This is a slimmed-down version of the conversion logic I'm using :

<?php
$col
= [
'id' => $field_id,
'name' => oci_field_name($statement, $field_id),
'type' => oci_field_type($statement, $field_id),
'scale' => oci_field_scale($statement, $field_id);
'precision' => oci_field_precision($statement, $field_id);
]

$str_data = oci_result($statement, $field_id)

switch(
$col['type']) {
case
'NUMBER':
if (
$col['precision'] !== 0 && $col['scale'] === -127) {
// A binary float
$data = floatval($str_data);
} else if(
$col['scale'] === 0) {
// An integer
$data = intval($str_data);
} else {
// A fixed-point decimal number, which has no equivalent in PHP, so float
$data = floatval($str_data);
}

break;

default:
$data = $str_data;
break;
}

echo(
"{$col['name']} : $str_data ({$col['type']} ({$col['precision']}, {$col['scale']})) -> $data\n");
?>

What the doc doesn't say is that any number column that was defined without a scale parameter counts as a plain NUMBER(), which always has a precision of 0 and a scale of -127, so they get interpreted as floats even when they should be integers.

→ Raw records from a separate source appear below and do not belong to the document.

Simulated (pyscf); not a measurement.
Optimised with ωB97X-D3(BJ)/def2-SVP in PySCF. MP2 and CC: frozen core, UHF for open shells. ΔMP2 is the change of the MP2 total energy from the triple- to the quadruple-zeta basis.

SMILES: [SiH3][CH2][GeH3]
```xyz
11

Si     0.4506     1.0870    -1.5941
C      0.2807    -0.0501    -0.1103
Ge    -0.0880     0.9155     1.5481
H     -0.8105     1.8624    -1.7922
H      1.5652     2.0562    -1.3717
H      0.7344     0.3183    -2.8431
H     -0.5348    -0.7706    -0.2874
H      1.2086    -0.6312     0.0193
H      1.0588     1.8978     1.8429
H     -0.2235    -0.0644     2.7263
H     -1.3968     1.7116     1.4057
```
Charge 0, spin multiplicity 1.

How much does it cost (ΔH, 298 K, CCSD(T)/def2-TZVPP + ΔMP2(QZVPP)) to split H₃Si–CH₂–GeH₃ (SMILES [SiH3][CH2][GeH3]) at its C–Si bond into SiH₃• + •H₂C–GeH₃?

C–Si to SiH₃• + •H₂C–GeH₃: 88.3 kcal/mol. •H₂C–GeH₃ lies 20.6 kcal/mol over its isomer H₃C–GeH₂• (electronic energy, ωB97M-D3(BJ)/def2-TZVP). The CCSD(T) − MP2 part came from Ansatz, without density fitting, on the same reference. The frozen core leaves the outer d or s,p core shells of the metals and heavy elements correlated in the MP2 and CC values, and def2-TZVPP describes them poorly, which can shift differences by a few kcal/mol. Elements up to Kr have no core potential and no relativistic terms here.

What the doc also doesn't say is that __all analytics functions that return numbers return a plain NUMBER()__, so something like COUNT(*), RANK() or FIRST_VALUE(foo) is still going to net you a float.

Be careful with these if you have any type-sensitive code that relies on those values (I'm personally very fond of using type-hinting and strict_types = 1).